# Why is the value I find for work done on a gas negative when I expect it to be positive?

miekier
Homework Statement:
500 kg of O2 gas with a molar mass of 32 g/mol is compressed by a polytropic compressor with constant k = 1.3. Initial pressure is 1 bar, pressure after compression is 3 bar. The initial temperature is 15°C = 288.15 K. This process takes 50 minutes. Calculate the work done and the power.
Relevant Equations:
P = W/t
p*V^(k) = constant
W = (p1*V1-p2*V2)/(k-1)
p*V = n*R*T
First i calculate n:
500000 g / 32 g/mol = 15625 mol

Then I calculate V1:
(100000 Pa * V1)/288.15 K = 15625 mol * 8.31 J/mol.k
so V1 = 374.145 m^3

I calculate V2:
100000¨ Pa * (374.145 m^3)^1.3 = 300000 Pa * (V2)^1.3
So V2 = 160.703 m^3

W = ((100000 Pa * 374.145 m^3)-(300000 Pa * 160.703 m^3))/(1.3-1) = -35988000 J?

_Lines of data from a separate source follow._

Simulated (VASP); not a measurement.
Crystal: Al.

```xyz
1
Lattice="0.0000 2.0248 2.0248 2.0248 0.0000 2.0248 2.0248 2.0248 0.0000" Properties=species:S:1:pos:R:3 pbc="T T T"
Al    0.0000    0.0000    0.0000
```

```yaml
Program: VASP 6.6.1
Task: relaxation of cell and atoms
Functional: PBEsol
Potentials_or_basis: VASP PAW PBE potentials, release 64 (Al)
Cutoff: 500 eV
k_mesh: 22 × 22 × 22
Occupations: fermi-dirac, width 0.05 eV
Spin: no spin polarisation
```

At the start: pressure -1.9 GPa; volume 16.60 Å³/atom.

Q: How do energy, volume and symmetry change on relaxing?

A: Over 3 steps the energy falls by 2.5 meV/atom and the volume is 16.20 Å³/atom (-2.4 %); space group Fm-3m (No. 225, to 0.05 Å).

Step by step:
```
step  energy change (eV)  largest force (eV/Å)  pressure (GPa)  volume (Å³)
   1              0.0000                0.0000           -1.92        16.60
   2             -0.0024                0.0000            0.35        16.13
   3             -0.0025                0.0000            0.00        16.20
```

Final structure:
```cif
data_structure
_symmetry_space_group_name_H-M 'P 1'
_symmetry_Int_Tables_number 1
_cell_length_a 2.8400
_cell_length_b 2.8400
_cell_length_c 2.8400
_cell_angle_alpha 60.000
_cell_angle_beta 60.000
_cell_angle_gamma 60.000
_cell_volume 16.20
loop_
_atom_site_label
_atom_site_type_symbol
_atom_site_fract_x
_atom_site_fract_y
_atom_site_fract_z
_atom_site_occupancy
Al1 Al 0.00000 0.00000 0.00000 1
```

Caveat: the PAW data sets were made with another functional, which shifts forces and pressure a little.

I know my work is supposed to be positive, and the only value that can be wrong is V2 I think? Although that calculation seems fine to me, so I don't understand why the result for W is negative.

Homework Helper
Gold Member
2022 Award
W = (p1*V1-p2*V2)/(k-1)

W = ((100000 Pa * 374.145 m^3)-(300000 Pa * 160.703 m^3))/(1.3-1) = -35988000 J?
Not a familiar topic but in your equation "W = (p1*V1-p2*V2)/(k-1)" should "k-1" actually be "1-k"?

Also, it is good practice to give answer such as "35988000J" in standard form (scientific notation) rounded to an appropriate number of significant figures!

miekier
Well in our textbook the formula is listed with (k-1), but I can't find any similar formula online so I can't double check.
Although in the example problem the teacher uses the same formula and finds a positive value for W. That's what makes me think that my V2 must be wrong.
You're right about the scientific notation being better, it's just laziness with typing exponents that makes me not round them immediately.
At any rate, thank you for taking a look at the problem.

Homework Helper
Gold Member
2022 Award
Well in our textbook the formula is listed with (k-1), but I can't find any similar formula online so I can't double check.
Although in the example problem the teacher uses the same formula and finds a positive value for W. That's what makes me think that my V2 must be wrong.
You're right about the scientific notation being better, it's just laziness with typing exponents that makes me not round them immediately.
At any rate, thank you for taking a look at the problem.
Any chance there's confusion between the work done by the gas and the work done on the gas? They are of course negatives of each other.

miekier
Arjan82
I think it might be correct, and you've just computed the work done by the gas, on the system. Which is indeed negative.